The University of Chicago’s Independent Student Newspaper since 1892

Chicago Maroon

The University of Chicago’s Independent Student Newspaper since 1892

Chicago Maroon

The University of Chicago’s Independent Student Newspaper since 1892

Chicago Maroon

Aaron Bros Sidebar

An African arrival: confusion and delight

January 27, 2005—CAPE TOWN—Having ascended a series of swooping hills, our luggage-bloated van slowed to a stop. We’d been circling the tiny residential district of Tamboerskloof in Cape Town, South Africa, looking for the guest house we’d be lodged in during our stay. Incredulous, we stared up at the pert, meringue-colored Victorian perched atop a dazzling incline, the vantage point from which Table Mountain’s sturdy mass arose before us. Over the past week we’d been hemmed within a college campus in Jo’burg (to be formal, Johannesburg; to be trendy, Josie), taking bus trips out to the townships and to class, where we dissected the picturesque view of imperial landscape: the eye of the beholder holding the land, venturing into it as would a conqueror, conquering. Now, at Tamboerskloof’s elite heights, we stared out from the porch as did those powers, sated with luxury. One pool, two porches, an airy dining room and seven crisp, spotless rooms awaited us, equipped with sparkling bathrooms and freshly starched sheets. This, plus the million-dollar view available at one’s fingertips, as those fingers pushed clean curtains back.

I set my bags down in my room and laid back on the bed, the cool susurrations from the fan stirring over me. In the halls, students exchanged giddy exclamations, rushing from room to room. My roommate, lugging her bag, joined me.

“It’s unbelievable.”

“It’s gorgeous. I can’t believe it.”

“It’s just so nice.”

“Yeah, it’s crazy.”

She paused. “It’s a little too nice.”

Our eyes met.

“Yeah.”

“Yeah.”

“I don’t want to be a jerk,” I began, “because this is amazing. But you know…” I glanced at the brass light fixtures and, past the window, the postcard-ready view. “It’s just, this isn’t why I came here.”

She nodded. In the hallway, a cluster of students from the second guest house, a lavishly appointed cottage just down the street, oohed and aahed and compared the digs. One, a friend, stopped into our room. “How’s your place?” I asked.

Eyes wide, she shook her head. “It’s really lovely. In fact, almost criminal.”
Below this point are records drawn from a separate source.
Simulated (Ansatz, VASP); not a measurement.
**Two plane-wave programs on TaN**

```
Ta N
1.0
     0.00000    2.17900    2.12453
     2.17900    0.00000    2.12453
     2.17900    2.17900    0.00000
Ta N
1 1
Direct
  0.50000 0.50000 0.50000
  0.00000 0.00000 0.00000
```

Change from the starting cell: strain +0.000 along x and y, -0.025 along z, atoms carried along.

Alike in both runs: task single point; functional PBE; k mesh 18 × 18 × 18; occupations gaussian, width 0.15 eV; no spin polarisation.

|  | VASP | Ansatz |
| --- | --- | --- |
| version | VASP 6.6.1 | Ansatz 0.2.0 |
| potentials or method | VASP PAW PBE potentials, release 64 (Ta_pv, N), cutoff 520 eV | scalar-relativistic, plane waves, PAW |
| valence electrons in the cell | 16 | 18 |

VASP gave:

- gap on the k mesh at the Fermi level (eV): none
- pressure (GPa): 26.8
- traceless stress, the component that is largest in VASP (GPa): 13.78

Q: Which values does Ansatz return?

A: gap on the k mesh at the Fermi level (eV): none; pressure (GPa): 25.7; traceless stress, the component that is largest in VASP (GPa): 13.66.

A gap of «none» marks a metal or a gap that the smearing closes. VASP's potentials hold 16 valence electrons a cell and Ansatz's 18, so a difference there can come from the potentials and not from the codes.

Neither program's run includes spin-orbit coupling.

We shared the same significant look.

After the commotion dulled, I ate dinner in a confusion of guilt and delight, of indignation and unease. I remembered the warm welcome of the townships: Soweto and Alexandra, where professors’ friends had ushered us into their homes, eager to share the textures of their lives; Mamelodi, of Pretoria, where the folk singer Vusi Mahlasela made music for us over a savory home-cooked lunch. I remembered the satisfaction of communicating and celebrating across race and class, the insights proffered by visiting apartheid-scarred places. Now, as at the University in Hyde Park, I found myself at the heights of privilege, both in race and class. As at home, I was uncomfortable with it, unsure of how I would transcend such vertiginous disjuncts of power, and fearful that such heights would dizzy my focus. On last year’s program, students had complained that living in Tamboerskloof hampered their credibility as activists. This year, as I planned to work for a community radio station serving the mostly black Cape Flats, I worried that I’d be pinioned likewise: How could I serve the Flats while living in Tamboerskloof?

Over tea and a Malibu, a group of us sat that evening, grousing on the issue in a nearby bar. We batted theories back and forth, pensive. Our T.A. joined us, asking what was up.

“We’re discussing an issue that students probably talk about every year, and probably in the same ways,” said my friend.

“Tamboerskloof,” our T.A. said knowingly, and we nodded.

He explained to us that the choice to house us there was a difficult one, and one they recognized as less than ideal. Safety was a significant factor, he averred, but so was logistics—proximity to the University of Cape Town, where we held classes, and to downtown, where the minibus-taxis could speed us rapidly elsewhere. Tamboerskloof had severe limitations, he recognized, but at least it was easy to get out of when we needed to.

But the guilt of living there, he added, was perhaps a good thing to grapple with. After all, he reminded us, we were entering Cape Town as privileged students, glutted with opportunity. He likened Tamboerskloof to Hyde Park, and asked: Who among us lived in Woodlawn, for all of our disdain of Tamboerskloof? It was easy to be self-righteous in Cape Town, too easy, standing apart from the fray. Later in class, reading Hemingway and citing Conrad, we discussed the ways in which Africa became the stage upon which white Europeans struck moral poses, and I thought about that first anxious night in posh Tamboerskloof, how ready I had been to stake out my principles. On more familiar terrain, however, those upright principles were less easy, less obvious and less simple to declare.

I had held to a fantasy of unseaming myself from race and from class, quitting my privilege like Peter Pan’s shadow. Yet as I lay down to bed every night in Tamboerskloof, I was reminded that I could no less discard privilege than shed my skin. I would have to engage with it and move beyond guilt, to a recognition of how power had shaped me, and my commitment to, in turn, reshape power. I would also have to check my idealist’s jerking knee, periodically rising to protest South African evils, to interrogate my own excuses for their Chicago analogs. What was hardest was not being placed in Tamboerskloof, but the realization that I’d always been there.